Italy is a net energy importer, and presently consumes almost six times the amount of energy it produces. Italy is dependent on outside sources for almost all of its crude oil, natural gas, and coal, and even imports a significant part of its electricity supply.
Petroleum: Italy has proven oil reserves of about 620 million barrels, which are located in the northern part of the country, in Sicily, and along the Adriatic coast. Exploration is continuing and this number may increase. Italy wants to decrease its dependence on foreign oil sources by ramping up its domestic oil production, but even so it will remain a net oil importer by a large margin; Italy's outside sources of oil include Libya, Saudi Arabia, Iran, and Algeria. Petroleum presently accounts for more than 50% of Italy's energy consumption, but consumption of crude oil has been gradually declining since the mid 1990s due to less demand for oil for heating and electricity generation.
Natural gas: Italy has proven natural gas reserves of about 8 trillion cubic feet (tcf), which is less than a twenty-year supply at current production rates. Italy's gas consumption is presently third-highest in Europe, behind only Germany and the United Kingdom. Gas consumption is growing at a steady rate, and gas consumption in 2001 was fully 50% greater than it was in 1990. Most of Italy's gas imports presently come from Algeria and Russia, but there is a project underway to bring in gas from Libya via a new pipeline running under the Mediterranean from Libya to Sicily. Italy is also increasing its ability to import liquefied natural gas (LNG) by construction of additional regasification terminals at some of its port facilities. LNG now accounts for about 10% of Italy's natural gas imports.
Coal: Italy produces no coal, though coal contributes about 8% to Italy's primary energy demand. Italy imports steam coal from a variety of places including South Africa, Indonesia, Colombia, the United States, China, and Australia. Demand is increasing, mostly from additions to coal-fueled power generation capacity.
Electricity: Electricity demand has been steadily increasing in Italy, with consumption now about one-third higher than it was in 1990. Most of Italy's electricity comes from fossil fuels, though a shift is occurring away from oil toward natural gas. Italy presently imports more than 15% of the electricity it consumes, mostly from France and Switzerland. Most of Italy's electricity is generated (4/5) from fossil fuels. There are four nuclear power plants in the country, but none have been in use since 1987, when a public ballot referendum opted to discontinue all use of nuclear power. These four nuclear power plants are now being dismantled. Most new power-generating facilities, at least in the near future, will be fueled by natural gas. Clean coal technologies such as fluidized-bed combustion and integrated gasification combined cycle are expected to be used for any new coal-fueled power plants.

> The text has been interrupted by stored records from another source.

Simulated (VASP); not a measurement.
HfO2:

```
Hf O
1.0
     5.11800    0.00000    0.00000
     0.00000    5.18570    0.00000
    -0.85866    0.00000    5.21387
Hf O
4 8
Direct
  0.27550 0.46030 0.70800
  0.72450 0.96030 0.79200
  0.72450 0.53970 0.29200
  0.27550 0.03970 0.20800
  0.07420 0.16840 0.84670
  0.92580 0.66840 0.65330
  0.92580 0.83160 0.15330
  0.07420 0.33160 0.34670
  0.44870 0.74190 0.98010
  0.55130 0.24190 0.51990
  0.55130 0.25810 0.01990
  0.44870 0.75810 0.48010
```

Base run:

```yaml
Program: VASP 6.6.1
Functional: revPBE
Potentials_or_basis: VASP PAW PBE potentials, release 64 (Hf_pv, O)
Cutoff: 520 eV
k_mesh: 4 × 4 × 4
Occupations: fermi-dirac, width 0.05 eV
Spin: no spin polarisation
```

Carbon Emissions Information
At the 1997 Kyoto conference, the EU as a whole agreed to limit its increase in greenhouse gas emissions to 8% below 1990 levels by the 2008-2012 time frame. Italy currently is responsible for about 1.8% of the world's total fossil fueled-based carbon emissions (ranking it 10th in the world), but has taken some steps to attempt to reduce its carbon emissions, including encouraging the use of natural gas for power generation and implementing a carbon tax (in 1999). Increased use of renewable energy is also a national priority; Italy now funds more than 25% of all photovoltaic research in the EU, and Italy already ranks 5th in the world in geothermal electricity generation. Nevertheless, in 2002 the total CO2 emissions were 8% higher than in 1990.
Potential for geological storage of CO2 in Italy
Studies supported under Joule II (CT92-0031: The underground disposal of Carbon Dioxide) evaluated the potential for geological storage of CO2 in Italy as: (a) 440 Mt CO2 in deep aquifers (353 Mt onshore and 87 Mt offshore); (b) 790 Mt CO2 in depleted oil and gas fields, onshore and offshore. These data need a major revision because: (a) based only on public data and not on “sensible” data from oil companies; (b) calculated only from porosity and not from more realistic modelling on the reservoirs exploitations; (c) considering very limited data on aquifers (this explains an unrealistic more potential on depleted hydrocarbons fields in comparison with that of deep aquifers).